Among these, he cited existing watermarking technologies and the "broadcast flag" that was heavily promoted by U.S. broadcasters before it hit regulatory snags in Washington.
By eliminating the casual content thief, the industry can focus its energy on serial content theft. "Keep honest people honest, and make it easy to use legally obtained content and difficult to use illegally obtained content," said Reitmeier.
However, he added, "There is no way to stop a determined thief."
Munro was even more blunt, stressing that one of the burdens of DRM software developers is that they must constantly respond to successful hackers. "We'll never be able to win the battle against piracy," he said. "It's an arms race."
Munro offered some surprising numbers indicating how the arms race has escalated. He noted that half the satellite TV signals being "consumed" today are stolen. The market share of stolen cable TV is about 33 percent, adding, "One-third of Internet bit traffic is stolen video from cracked DVDs."
The "cracking" of the industry-wide DVD DRM standard, called CSS (Content Scramble System), was accomplished, Munro noted, by a famous Danish hacker named DVD John, who "destroyed CSS with seven lines of [computer] code."
As a measure of the low public esteem for content protection, Munro cited an L.A. Times/Bloomberg survey released in July. Sixty percent of respondents thought it would be "OK to copy a DVD and give it to a friend," the survey found.

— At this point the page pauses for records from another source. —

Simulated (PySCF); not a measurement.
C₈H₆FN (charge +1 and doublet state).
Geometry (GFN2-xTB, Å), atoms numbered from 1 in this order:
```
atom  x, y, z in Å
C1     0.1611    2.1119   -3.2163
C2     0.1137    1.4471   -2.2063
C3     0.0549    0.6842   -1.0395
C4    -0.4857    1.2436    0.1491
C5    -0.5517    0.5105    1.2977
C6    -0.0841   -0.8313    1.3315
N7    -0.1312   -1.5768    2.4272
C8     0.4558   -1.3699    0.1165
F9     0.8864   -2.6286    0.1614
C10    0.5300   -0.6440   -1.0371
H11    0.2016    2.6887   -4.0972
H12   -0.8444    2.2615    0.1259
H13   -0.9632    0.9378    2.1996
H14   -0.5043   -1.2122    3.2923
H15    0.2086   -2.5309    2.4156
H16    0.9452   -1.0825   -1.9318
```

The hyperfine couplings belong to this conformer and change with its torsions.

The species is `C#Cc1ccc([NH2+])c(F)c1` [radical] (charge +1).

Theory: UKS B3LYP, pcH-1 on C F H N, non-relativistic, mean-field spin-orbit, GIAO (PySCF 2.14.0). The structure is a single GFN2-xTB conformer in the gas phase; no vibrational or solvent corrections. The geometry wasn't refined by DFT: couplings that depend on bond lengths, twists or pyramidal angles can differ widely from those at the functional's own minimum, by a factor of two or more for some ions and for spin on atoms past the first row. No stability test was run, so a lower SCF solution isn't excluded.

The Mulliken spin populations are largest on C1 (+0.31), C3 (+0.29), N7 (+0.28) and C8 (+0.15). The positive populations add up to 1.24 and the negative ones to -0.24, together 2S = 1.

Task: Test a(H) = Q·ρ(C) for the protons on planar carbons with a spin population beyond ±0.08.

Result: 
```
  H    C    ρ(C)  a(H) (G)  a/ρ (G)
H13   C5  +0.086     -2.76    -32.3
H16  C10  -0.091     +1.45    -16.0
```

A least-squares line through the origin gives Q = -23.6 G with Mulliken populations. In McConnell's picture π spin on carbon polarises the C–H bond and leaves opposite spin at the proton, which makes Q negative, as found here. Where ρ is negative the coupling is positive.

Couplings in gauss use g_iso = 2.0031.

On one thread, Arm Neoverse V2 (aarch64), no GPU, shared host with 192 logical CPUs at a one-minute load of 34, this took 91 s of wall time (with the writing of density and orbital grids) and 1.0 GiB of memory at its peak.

All the panelists opined that ultimately DRM will be able to protect most content. They agreed on this despite the fact that the two most broadly deployed proprietary DRM systems, Apple's FairPlay system for iPod, and Windows Media DRM, have both been compromised by hackers.
None of the panelists were optimistic that victory in the arms race will be based on a single industry-wide standard. "If we had a simple one-size-fits-all DRM, life would be easier," said Reitmeier, but he sees no momentum in this direction. "Lacking a standardization effort at the DRM producer level, I don't think we're going to get that standard."